We all know (or should know) that the internal combustion engines in our automobiles, tractors, lawn mowers, etc., are called “internal combustion” engines because they combust (burn) their fuels internally (inside the powerplants).
And a few of us even know that the old-timey steam engine is an external combustion engine . . . because its fuel is burned outside the cylinders in which its drive pistons operate.
What a good many of us don’t know, however, is that — over the years — [1] a number of other kinds of both internal and external combustion engines have been invented, [2] one of these external combustion powerplants operates on something known as the “Stirling cycle,” and [3] inventor John Ericsson built and successfully ran a Stirling engine on nothing but sunshine away back in 1872. (See. And you thought all this solar energy business was something new!)

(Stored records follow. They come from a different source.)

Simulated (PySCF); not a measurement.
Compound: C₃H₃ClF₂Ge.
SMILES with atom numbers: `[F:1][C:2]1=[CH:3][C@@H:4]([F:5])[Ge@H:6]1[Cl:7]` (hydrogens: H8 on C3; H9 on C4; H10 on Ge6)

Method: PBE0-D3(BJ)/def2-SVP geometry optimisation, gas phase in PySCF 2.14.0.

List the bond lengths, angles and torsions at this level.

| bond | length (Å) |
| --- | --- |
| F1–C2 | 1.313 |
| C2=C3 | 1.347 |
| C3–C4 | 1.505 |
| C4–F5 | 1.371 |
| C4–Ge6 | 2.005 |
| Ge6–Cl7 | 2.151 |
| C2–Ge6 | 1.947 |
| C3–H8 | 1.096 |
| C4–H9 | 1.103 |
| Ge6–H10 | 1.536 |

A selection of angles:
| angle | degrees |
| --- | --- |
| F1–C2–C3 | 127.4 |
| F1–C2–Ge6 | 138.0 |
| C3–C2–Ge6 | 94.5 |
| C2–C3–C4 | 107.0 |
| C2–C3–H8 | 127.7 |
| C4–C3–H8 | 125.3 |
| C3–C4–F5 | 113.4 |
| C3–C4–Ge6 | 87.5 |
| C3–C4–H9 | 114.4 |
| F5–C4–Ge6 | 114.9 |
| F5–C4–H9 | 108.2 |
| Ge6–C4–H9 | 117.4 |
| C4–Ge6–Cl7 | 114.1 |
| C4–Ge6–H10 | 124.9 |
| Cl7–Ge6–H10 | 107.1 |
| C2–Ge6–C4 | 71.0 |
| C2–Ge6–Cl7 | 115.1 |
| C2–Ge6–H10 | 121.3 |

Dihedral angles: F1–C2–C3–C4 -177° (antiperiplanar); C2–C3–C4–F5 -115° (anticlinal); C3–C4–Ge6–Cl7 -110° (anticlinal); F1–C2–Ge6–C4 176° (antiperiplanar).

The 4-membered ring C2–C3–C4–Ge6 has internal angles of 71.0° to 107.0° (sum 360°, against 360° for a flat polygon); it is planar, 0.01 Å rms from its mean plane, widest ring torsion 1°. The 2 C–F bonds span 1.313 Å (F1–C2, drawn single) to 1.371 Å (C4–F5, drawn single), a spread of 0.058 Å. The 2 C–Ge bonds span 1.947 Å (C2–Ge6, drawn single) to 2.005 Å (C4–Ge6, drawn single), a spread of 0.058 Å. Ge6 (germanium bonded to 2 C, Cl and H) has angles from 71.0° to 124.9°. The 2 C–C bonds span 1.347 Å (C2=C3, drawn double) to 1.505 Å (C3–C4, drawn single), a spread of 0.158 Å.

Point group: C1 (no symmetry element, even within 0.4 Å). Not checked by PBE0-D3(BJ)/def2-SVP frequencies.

At any rate, MOTHER’s researchers recently bought a very small Stirling-cycle engine for $31 from Solar Engines. And, after running it with heat from an external alcohol flame for a while, someone said, “Hey! I betcha we could operate this little dude on solar energy.”
Well, we just happened to have a 1-square-foot Fresnel concentrating lens handy. So the guys in the shop quickly rigged up a little frame of scrap lumber to hold the lens and the tiny powerplant so that when the former was aimed at the sun it’d focus a hot spot directly on the latter’s drive cylinder.
By that time it was three in the afternoon and Ole Sol was fading fast for what was really too small a concentrating lens, so MOTHER’s experimenters cheated a little and brought the engine’s cylinder up to working temperature with a propane torch. Then they shielded the setup from the wind, backed off, and let the sun take over. And take over it did . . . which is why the engine you see here was running at 1,000 rpm — strictly on concentrated solar radiation — when the photograph was taken.
And now you know why several research labs around the world are tinkering with very large concentrating and tracking solar collectors designed to heat a working fluid — such as cottonseed oil — to several hundred degrees, store the superheated liquid in an insulated container . . . and then tap that source of heat both day and night to run a Stirling-cycle engine big enough to do some really useful work. MOTHER will report on this subject as progress is made.